Women’s Rights: Congress to Announce Resolution to Extend Equal Rights Amendment

CARDIN TO INTRODUCE JOINT RESOLUTION TO REMOVE TIMELINE FOR ERA RATIFICATION

On the 40th anniversary of Senate passage of ERA, Cardin renews the commitment to achieve equality for women

U.S. Senator Ben Cardin (D-MD) on Thursday, March 22 at 11:00am will introduce a Senate joint resolution to remove the deadline for states to ratify the equal rights amendment. In celebration of Women’s History Month, Senator Cardin will be joined by United 4 Equality and other supporters of women’s rights to announce this companion legislation to HJ Res 47, Removing the Deadline for Ratification of the Equal Rights Amendment, introduced earlier this month by Congresswoman Tammy Baldwin (D-WI). Senator Cardin’s original co-sponsors include Senator Barbara Mikulski (MD), Senator Robert Menendez (NJ), Senator Dick Durbin (IL), Senator Kirsten Gillibrand (NY), and Senator Tom Harkin (IA).

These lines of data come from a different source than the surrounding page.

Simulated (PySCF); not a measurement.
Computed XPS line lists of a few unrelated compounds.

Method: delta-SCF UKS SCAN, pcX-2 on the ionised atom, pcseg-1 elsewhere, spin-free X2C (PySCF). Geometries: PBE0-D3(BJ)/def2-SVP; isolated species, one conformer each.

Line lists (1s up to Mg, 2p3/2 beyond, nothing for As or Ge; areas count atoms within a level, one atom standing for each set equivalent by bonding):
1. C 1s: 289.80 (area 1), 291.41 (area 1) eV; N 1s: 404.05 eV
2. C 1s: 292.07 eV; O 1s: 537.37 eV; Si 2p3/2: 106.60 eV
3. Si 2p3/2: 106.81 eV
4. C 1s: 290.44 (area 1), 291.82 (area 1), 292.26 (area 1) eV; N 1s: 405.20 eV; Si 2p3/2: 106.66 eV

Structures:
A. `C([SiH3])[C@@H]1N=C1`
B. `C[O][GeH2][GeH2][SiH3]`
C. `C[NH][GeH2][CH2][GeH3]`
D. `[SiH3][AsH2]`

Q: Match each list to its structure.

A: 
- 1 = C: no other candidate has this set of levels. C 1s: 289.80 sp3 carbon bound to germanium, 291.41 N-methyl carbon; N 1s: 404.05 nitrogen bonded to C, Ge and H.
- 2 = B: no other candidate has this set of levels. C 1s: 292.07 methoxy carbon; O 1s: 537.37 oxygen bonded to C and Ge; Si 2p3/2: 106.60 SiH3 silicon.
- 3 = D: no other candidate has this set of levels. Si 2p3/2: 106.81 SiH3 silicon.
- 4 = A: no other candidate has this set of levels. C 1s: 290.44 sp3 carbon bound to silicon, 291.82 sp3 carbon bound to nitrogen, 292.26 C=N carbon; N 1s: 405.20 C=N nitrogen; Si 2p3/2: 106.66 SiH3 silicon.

The Equal Rights Amendment (ERA) passed the Senate for the first time on March 22, 1972. Later that year, then-Maryland Delegate Ben Cardin cast his vote to help Maryland become one of the 35 states that would ratify the constitutional amendment before the deadline expired in 1982. Senator Cardin’s joint resolution would remove the 1982 deadline, thus requiring just three more states to ratify the measure. This follows the precedent set in 1992, when the 27th amendment to the Constitution prohibiting immediate Congressional pay raises was ratified after 203 years. Article V of the Constitution contains no time limits for ratification of amendments, and the ERA time limit was contained in a joint resolution and not the actual text of the amendment.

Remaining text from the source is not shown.